Cricket Balls

Hard and solid, a cricket ball can reach bowling speeds of over 160 km/hour.

The Ball

At first-class level, the cricket ball is heavily regulated by cricket law but when the desire to play strikes, almost any roundish object will do. In its most common form, a cricket ball is made from layers of twine wound around a cork core, inside a red leather shell. A raised seam of six rows of stitching gives the ball a number of unique aerodynamic qualities, and helps determine its swing, cut and spin.

The condition of the ball is also an important and closely regulated aspect of the game. The ball can be polished, dried and cleaned of mud (but only in certain ways). Its gradual deterioration through the course of the game is also important. Only one ball can be used at a time, and if lost, damaged or ‘illegally modified’, it must be replaced with a used ball of similar condition.

Know your ball

Sectioned ball

This sectioned ball shows the internal structure of a cricket ball. Like cricket bats, cricket balls are still made entirely of organic materials.

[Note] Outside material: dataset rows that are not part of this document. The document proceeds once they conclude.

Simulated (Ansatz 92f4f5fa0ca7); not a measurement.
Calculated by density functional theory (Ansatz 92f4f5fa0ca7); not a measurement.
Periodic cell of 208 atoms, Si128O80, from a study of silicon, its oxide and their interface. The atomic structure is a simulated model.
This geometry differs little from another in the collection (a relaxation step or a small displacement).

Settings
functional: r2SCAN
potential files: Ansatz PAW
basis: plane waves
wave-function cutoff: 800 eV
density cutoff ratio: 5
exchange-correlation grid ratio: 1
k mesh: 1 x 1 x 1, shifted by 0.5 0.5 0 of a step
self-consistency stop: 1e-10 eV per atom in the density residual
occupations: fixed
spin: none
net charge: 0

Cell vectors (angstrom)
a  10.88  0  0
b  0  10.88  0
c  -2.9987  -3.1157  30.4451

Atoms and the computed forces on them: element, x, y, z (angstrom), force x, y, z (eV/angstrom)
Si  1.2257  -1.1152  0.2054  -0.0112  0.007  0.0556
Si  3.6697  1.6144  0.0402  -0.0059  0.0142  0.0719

Cork core – gives the ball its shape and density

Twine layers – ensure the outside leather casing anchors to the cork, giving some flexibility to the surface

Leather – forms a durable but dynamic surface that changes through the course of the game

Seam – gives the bowler a point of leverage to impart swing, spin or ‘cut’. This forces the batter to anticipate sideways movement of the ball in the air or off the pitch

Faster than a cheetah

The fastest bowl ever recorded is 161.3 km/h (100.23 mph) by Shoaib Akhtar (Pakistan) against England on 22 February 2003 in a World Cup match at Newlands, Cape Town, South Africa. That’s faster than a Cheetah 113 km/h (70 mph)
Source: Guiness World Records

Stats on top 5 fast bowlers

Types of Cricket Balls

Ball of Bulli Soil

Grass cricket pitches are made on beds of selected soils that are malleable and able to be rolled flat into a uniform surface. For many years, soil used by the Sydney Cricket Ground was trucked in from the Bulli area north of Wollongong. This piece was souvenired by Don Bradman in 1930, the same year that he scored his world record 452 not out for NSW against Queensland at the Sydney Cricket Ground.

Standard red

Until the introduction of World Series cricket in the 1970s, the red leather ball was the standard cricket ball and it remains the most common through all levels of cricket today. This ball from the 1947-48 Test series bears the signatures of Australian Captain Don Bradman and Indian Captain Lala Amarnath. Held only two months after India gained independence from Great Britain, the series was India’s first tour to Australia and was, in Bradman’s words, played in ‘the most wonderful spirit of camaraderie’.

Clean white

World series cricket extended playing time into the night. White balls were introduced to improve visibility against coloured clothing and at night, and are now the standard for one-day games. But because the white leather deteriorates and loses its colour more quickly than the traditional red, two balls are needed for any one-day match. This ball was intended for the second innings of an exhibition match between South Africa and the Bradman XI held on Bradman Oval on 23 February 1992. It remains in pristine condition as only two overs were bowled by South Africa before the game was cancelled due to rain.

Dirty white

Used for 50 overs in an Under 19 England v Australia women’s game on Bradman Oval in 2003, this ball clearly shows how the surface and colour have been dramatically affected by play.

Women’s ball

Cricket balls are often used as keepsakes or trophies recording bowling feats or significant matches. This ball records Australian wicketkeeper Kit Raymond’s debut Test played against New Zealand in Adelaide in January 1957; signed by several members of both teams. The ball used in women’s cricket is slightly smaller and lighter than the standard men’s ball. Juniors also play with a smaller ball.

Blind Cricket balls

Competition Blind Cricket has its beginnings in the 1920s, when it became popular among the large numbers of veterans who returned blind or partially blind from World War I. Wicker balls like this were used until 1972; the white plastic version was introduced in 2003. Both have bottle tops and metal weights inside to weight the ball and create noise when the ball is hit, rolled or thrown. Blind cricket at World Cup level was first played in Delhi in 1998 and is now held every four years.

The Groin Rub

Air flows more easily over a smooth, shiny surface, so a shiny ball will travel faster. Cricket law forbids any ‘external’ substance being applied to the ball, so bowlers typically moisten the ball with sweat or saliva and polish it against their clothes – the indent between leg and groin provides a particularly effective and popular location, often leaving a red mark on their pants.